Since we have an inequality with a summation on the left-hand-side and a square root on the right-hand-side, this looks like a job for Cauchy-Schwarz! The trick to get a one-line proof is to use the right way to break things up. One thing that comes to mind is to use ${2|x_u x_v| \leq x_u^2 + x_v^2}$, but this does not go anywhere, and it would give an upper bound of ${d \sum_v x_v^2}$. This means that the bound ${2|x_u x_v| \leq x_u^2 + x_v^2}$ is often loose, which must happen because ${x_u}$ and ${x_v}$ are often different in magnitude. To see why this should be the case, note that if we call ${c:= \sum_v x^2_v}$, considering that there are ${d\cdot (d-1)^{t-1}}$ vertices at distance ${t}$ from the root, the typical vertex ${v}$ at distance ${t}$ from the root satisfies ${x_v^2 = O(1/(d-1)^t)}$, and we may think that if ${x_v}$ is a child of ${x_u}$ it should often be the case that ${x^2_v}$ is about a factor of ${(d-1)}$ smaller than ${x_u^2}$. If that were the case, then a tighter form of Cauchy-Schwarz would be ${2 |x_u| \cdot |x_v| \leq \frac 1 {\sqrt {d-1}} x_u^2 + \sqrt{d-1} x_v^2}$. Let us try that bound:

$\displaystyle 2 \left| \sum_u \sum_{v\in C_u} x_u x_v \right| \leq \sum_u \sum_{v \in C_u} \frac 1 {\sqrt {d-1}} x_u^2 + \sqrt{d-1} x_v^2$

$\displaystyle = \frac d {\sqrt {d-1}} x_r^2 + \sum_{v \neq r} \left( \frac 1 {\sqrt {d-1}} \cdot (d-1) + \sqrt{d-1} \right) x_v^2$

$\displaystyle \leq 2 \sum_v \sqrt{d-1} x_v^2$

which works! To justify the identity in the middle line, note that, in the sum, the root appears ${d}$ times as a parent and never as a child, and every other vertex appears once as a child and ${d-1}$ times as a parent.

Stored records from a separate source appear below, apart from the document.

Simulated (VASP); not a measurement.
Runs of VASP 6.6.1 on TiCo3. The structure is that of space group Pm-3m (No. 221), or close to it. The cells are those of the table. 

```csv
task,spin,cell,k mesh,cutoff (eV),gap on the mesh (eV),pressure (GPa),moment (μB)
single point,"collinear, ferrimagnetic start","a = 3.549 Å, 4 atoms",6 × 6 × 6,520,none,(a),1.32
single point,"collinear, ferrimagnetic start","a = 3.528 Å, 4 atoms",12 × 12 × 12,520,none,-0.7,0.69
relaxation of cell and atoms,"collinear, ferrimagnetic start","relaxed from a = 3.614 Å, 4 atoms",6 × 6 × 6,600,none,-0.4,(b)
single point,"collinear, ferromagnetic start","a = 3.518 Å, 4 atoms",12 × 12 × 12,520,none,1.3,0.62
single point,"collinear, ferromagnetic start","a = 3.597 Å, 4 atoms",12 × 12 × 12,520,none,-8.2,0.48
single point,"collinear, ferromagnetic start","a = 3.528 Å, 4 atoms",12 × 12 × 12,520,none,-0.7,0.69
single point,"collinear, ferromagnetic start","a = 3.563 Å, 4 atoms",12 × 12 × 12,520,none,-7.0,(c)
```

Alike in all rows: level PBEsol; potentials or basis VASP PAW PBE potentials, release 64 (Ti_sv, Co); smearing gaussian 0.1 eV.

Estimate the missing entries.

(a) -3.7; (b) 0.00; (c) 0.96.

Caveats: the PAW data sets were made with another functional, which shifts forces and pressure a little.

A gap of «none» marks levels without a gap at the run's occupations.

This proves that the spectral norm of the infinite ${d}$-regular tree is at most ${2 \sqrt {d-1}}$. To prove that it is at least this much, for every ${\epsilon >0}$ we must find a vector ${x}$ such that

$\displaystyle \left| \sum_u \sum_{v\in C_u} x_u x_v \right| \geq ( 2 \sqrt { d -1 } -\epsilon) \cdot \sum_v x_v^2$

For such vectors, the Cauchy-Schwarz argument about is nearly tight, so it means that in such vectors, if ${u}$ is the parent of ${v}$, then ${|x_u|}$ needs to be about ${\sqrt {d-1}}$ times larger than ${|x_v|}$. So let us start from this condition: we pick a vertex ${r}$ to be the root and we set ${x_r = 1}$, if ${v}$ is a child of ${r}$ we set ${x_v = 1/\sqrt d}$, and if ${v}$ is at distance ${t>1}$ from the root we set ${x_v = 1/ ( \sqrt { d \cdot (d-1)^{t-1}} )}$. This means that if we sum ${x_v^2}$ over all the vertices at distance ${t}$ from the root we get ${1}$, for all ${t}$, which means that ${\sum_v x_v^2 = \infty}$. So let us cut off the construction at some distance ${k}$, so that ${x}$ is defined as follows:

• ${x_r = 1}$
• ${x_v = \frac 1 {\sqrt{ d (d-1)^{t-1}}}}$ if ${v}$ is at distance ${t}$ from ${r}$ and ${1\leq t \leq k-1}$
• ${x_v = 0}$ if ${v}$ is at distance ${\geq k}$ from ${r}$.

We immediately see

$\displaystyle \sum_v x_v^2 = k$

Then we do the calculations and we see that

$\displaystyle \sum_u \sum_{v\in C_u} x_u x_v = \sqrt d + \sum_{t=1}^{k-2} d \cdot (d-1)^{t-1} \cdot \frac {1}{\sqrt{d \cdot (d-1)^{t-1}}} \cdot \frac {1}{\sqrt{d \cdot (d-1)^{t}}}$

$\displaystyle \sqrt d + (k-2) \sqrt {d-1 } \geq (k-1) \sqrt {d-1}$

so, for every ${k}$, we can construct a vector ${x}$ such that

$\displaystyle 2 \sum_u \sum_{v\in C_u} | x_u x_v | \geq 2 \cdot \frac {k-1}{k} \cdot \sqrt{d-1} \sum_v x_v^2$

and we are done!